Tuesday, September 29, 2015

9/27 Old Sturbridge Village

Sturbridge Village is a lot like our Greenfield Village in Michigan, except with a slightly earlier time frame--late 1700s and early 1800s for the most part.  Here is where you park if you have an RV and there is no RV parking.  Oh, how I miss the days when I had a handicap permit and parked right next to the door.  Of course my knees were a lot worse then.  In any case, I now get a lot of exercise parking at the far ends of parking lots!

I really had no plan for driving back to Ohio after New England and the Maritimes.  I had been thinking of spending a couple of days at Gettysburg, but then decided to spend more time in Massachusetts because I could always drive back to Pennsylvania another time.  So here I am at Old Sturbridge, which I had never been to before.


This is a Quaker meeting house.  Notice how small the windows were and how plain the architecture is.


 

This is a Puritan meeting house.  A bit fancier and more impressive.
  
 The inside of this Puritan building is also less plain.  Note the enclosed pews.


It was a beautiful cool but sunny day, so  perfect day for walking outside. 
 

This is an old store. All the buildings were moved here, by the way, just as they were at Greenfield Village.  And overall, this place is a little smaller than Greenfield Village.



This tiny building is a law office.  

And a parsonage.

Pretty basic kitchen, but the lady here was washing dishes after making a pie and baking it in a cast iron pot in the fireplace.  No kitchen stoves, even iron ones, in this period.


A tinsmith.

A small bank.  The Greek architecture is interesting.

There was no paper money in the colonial period, so they had only copper, silver, and gold coins that were stored in the safe you can see in the right back area of the office.

I suspect this banker's office is where you applied for a loan.    


The bank had iron shutters and an iron door for security. 

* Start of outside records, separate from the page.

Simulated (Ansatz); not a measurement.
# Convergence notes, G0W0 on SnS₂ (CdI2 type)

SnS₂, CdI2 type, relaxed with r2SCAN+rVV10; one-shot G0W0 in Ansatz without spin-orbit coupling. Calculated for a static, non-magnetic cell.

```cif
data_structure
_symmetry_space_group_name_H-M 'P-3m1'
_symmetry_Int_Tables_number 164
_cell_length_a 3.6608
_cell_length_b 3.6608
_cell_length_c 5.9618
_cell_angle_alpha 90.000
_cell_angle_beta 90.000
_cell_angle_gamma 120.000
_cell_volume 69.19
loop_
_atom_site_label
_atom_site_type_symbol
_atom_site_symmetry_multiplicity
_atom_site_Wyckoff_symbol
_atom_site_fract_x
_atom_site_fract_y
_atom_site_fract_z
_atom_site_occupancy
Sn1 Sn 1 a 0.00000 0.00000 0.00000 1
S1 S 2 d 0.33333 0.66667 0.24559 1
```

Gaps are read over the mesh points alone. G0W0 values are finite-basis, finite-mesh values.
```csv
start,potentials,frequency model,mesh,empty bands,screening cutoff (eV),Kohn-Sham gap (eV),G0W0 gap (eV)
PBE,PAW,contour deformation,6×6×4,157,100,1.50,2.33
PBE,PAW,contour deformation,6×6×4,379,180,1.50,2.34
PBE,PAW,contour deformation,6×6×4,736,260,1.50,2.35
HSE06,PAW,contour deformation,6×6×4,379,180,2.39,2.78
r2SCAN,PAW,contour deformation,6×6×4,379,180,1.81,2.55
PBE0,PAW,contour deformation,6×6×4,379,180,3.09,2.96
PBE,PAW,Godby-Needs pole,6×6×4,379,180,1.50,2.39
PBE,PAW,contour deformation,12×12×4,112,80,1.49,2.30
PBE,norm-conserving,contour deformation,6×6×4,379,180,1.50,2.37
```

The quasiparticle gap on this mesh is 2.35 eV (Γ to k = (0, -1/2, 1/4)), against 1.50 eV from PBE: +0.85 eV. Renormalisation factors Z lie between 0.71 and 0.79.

I enjoyed the printing office the most. The printer showed how they set type and printed sheets of various sizes. 

This is the composing room where they set the type. 

Can you imagine setting by hand the millions of letters needed for even a small book?



This was probably the most unique equipment. Slightly alcoholic cider was a popular drink because it was safer than water.  This "machine" chopped the apples.

This huge machine was the cider press.  It is hard to tell from the photo, but the beams on the top were two' high and about 8" wide, and made of a single tree trunk with no nails whatsoever. 

Because they had no screening, the chopped apples were placed on rye straw in layers.  When several layers were stacked, boards were placed on top and the huge screws turned with poles placed in the slots until they pressed the boards down on the apple pulp.

Can you imagine how they must have made those screws entirely by hand?  And even harder would have been to carve the screws in the top cross beam!!  I did not ask what wood they were made of, but it is obviously darker and probably harder.

And the other question is, who would want to drink the cider after it had gone through all the straw and dripped into a wooden trough at the bottom of this contraption???

I spent about three hours here, including having a snack, which is about my limit for walking around something.